Another activist legislature is flagrantly ignoring a clear Supreme Court precedent:
[A] zoning ordinance adopted this month by the city of Manassas [Virginia] redefines family, essentially restricting households to immediate relatives, even when the total is below the occupancy limit.

The rule, which has alarmed civil libertarians and housing activists, is among a series of attempts by municipalities across the nation to use zoning powers to deal with problems they associate with immigrants, often illegal, who have settled in suburbs, typically in shared housing to help with the rent or mortgage.
...
Kent Willis, executive director of the American Civil Liberties Union of Virginia, said the new rule is "constitutionally questionable" and pointed to a 1977 Supreme Court ruling that struck down a similar law defining family passed by the city of East Cleveland, Ohio.
The 1977 case is Moore v. East Cleveland, 431 U.S. 494 (1977). The facts were, as far as I can tell, identical to the Manassas ordinance: a city passed an ordinance, nominally to curb overcrowding, limiting the size of households. The ordinance exempted large families, however, and then promptly set about defining what "family" meant.

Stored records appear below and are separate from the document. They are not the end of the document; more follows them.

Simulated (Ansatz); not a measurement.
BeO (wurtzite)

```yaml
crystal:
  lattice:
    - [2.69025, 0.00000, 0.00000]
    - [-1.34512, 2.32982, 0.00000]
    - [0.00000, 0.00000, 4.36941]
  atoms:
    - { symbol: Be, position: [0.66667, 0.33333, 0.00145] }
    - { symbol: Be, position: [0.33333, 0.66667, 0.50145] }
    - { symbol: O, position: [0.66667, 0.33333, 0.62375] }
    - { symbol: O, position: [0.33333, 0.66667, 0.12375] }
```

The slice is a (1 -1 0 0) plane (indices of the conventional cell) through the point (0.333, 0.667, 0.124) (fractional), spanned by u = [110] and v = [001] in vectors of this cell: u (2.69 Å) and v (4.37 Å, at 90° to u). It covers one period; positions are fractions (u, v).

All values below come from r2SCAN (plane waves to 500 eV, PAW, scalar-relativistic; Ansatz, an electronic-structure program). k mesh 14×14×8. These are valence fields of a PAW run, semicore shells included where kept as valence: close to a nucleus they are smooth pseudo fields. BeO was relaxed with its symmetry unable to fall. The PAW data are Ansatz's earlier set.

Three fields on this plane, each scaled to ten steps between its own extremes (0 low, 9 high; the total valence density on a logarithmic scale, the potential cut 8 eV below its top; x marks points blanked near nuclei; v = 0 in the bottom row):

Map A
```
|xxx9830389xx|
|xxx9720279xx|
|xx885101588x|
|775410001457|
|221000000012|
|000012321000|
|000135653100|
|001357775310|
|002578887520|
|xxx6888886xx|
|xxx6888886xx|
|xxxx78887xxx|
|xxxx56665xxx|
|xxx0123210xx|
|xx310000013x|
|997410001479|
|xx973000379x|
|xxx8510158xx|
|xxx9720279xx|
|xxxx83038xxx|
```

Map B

The Supreme Court struck down the East Cleveland law, holding that even if "curbing overcrowding" is a legitimate government interest, it was not legitimate enough to justify discrimination based on family status. The Court's dictate is unambiguous: Either limit how many people can live in the house or not. (That libertarians would reflexively say "not" is a whole other blogpost.) As Justice Brennan noted in his concurrence:
"[T]he zoning power is not a license for local communities to enact senseless and arbitrary restrictions which cut deeply into private areas of protected family life."
No libertarian could have said it any better.

But I guess legislative memories fade after almost 30 years. In the new insolence expressed toward precedent and the worship of unbridled majoritarianism (i.e., mob rule), binding precedent ceases to be binding and that which ignores "the will of the majority" is summarily ignored as invalid.

In any case, isn't it amazing how the activists who seek to "defend marriage" and "protect the traditional family" are often the same activists who will try to keep such traditional families out of their neighborhood when they get too big (or just happen to be immigrants or Hispanics or some form of "others")?